Chief executive Philip Davies set the target in Linden's annual report for 2000. Davies, backed by the Bank of Scotland, led the £73m buyout of the Surrey-based firm in November.
He said: "We have a clear vision of growing all five regions to give us the capability of 1500-1750 units a year in three years' time."
Linden's goal mirrors that of fellow housebuilder Fairview, which went private earlier this year. It is understood that Fairview intends to double production to 3000 homes a year to repay the £300m it borrowed for the buyout.
Fairview, which aims to clear the debt in five years, also plans to raise prices and place less emphasis on increasing its landbank.
Davies said Linden's production drive was not to repay debt but to expand the business. He said: "It's really to create a bigger company. Fairview is a different story." He wants each division to sell at least 300 homes a year within the three year period.
We will grow not only in turnover but margins, too
Philip Davies, Linden Homes
To fulfil their ambitious plans both companies must buck a trend for housebuilders to report lower house sales but improved average selling price.
Linden's pre-tax profit for the year to 31 December 2000 rose 43%, from £10.8m to 15.4m, on turnover up £32.7m to £143.4m.

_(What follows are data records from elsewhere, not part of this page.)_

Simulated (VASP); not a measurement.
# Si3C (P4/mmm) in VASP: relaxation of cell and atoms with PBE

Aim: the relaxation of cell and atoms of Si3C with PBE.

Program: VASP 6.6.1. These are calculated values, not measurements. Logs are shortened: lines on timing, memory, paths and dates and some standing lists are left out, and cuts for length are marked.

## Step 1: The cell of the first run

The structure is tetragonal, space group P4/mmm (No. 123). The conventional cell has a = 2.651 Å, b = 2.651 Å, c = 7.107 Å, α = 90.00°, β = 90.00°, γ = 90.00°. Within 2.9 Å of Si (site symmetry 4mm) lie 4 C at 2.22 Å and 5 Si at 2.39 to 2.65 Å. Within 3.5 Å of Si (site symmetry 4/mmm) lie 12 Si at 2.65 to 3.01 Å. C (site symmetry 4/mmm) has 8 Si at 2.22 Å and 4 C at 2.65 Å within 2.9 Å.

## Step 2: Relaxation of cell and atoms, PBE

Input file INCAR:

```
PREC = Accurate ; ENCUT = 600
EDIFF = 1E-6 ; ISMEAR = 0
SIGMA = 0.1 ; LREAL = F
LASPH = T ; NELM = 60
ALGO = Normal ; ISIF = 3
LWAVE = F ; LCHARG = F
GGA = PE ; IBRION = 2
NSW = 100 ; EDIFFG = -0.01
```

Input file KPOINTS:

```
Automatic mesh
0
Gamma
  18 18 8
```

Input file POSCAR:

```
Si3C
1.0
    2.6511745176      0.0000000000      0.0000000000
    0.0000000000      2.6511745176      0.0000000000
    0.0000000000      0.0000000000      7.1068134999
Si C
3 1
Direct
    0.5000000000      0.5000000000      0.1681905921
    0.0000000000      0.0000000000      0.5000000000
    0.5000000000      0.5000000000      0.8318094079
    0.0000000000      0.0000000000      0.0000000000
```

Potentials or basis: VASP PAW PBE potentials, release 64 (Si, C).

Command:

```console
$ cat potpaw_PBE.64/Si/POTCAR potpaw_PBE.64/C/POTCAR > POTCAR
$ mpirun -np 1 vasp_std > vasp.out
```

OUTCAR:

Unit sales increased 8% to 764, and the average selling price rose from £156,000 in 1999 to £179,000 last year. Davies said group strategy was to buy two or three large sites in each of Linden's five regional businesses, which could be developed within two years.
He said: "These will underpin growth, not only in turnover but in margins too, over the next few years."
Davies said that sales this year were about 20% ahead of the same time last year. He said: "It is a very steady market and we are having a very good year."
Linden is also investing in an IT system to create a modular regional database system. This will bring the best practices under one system.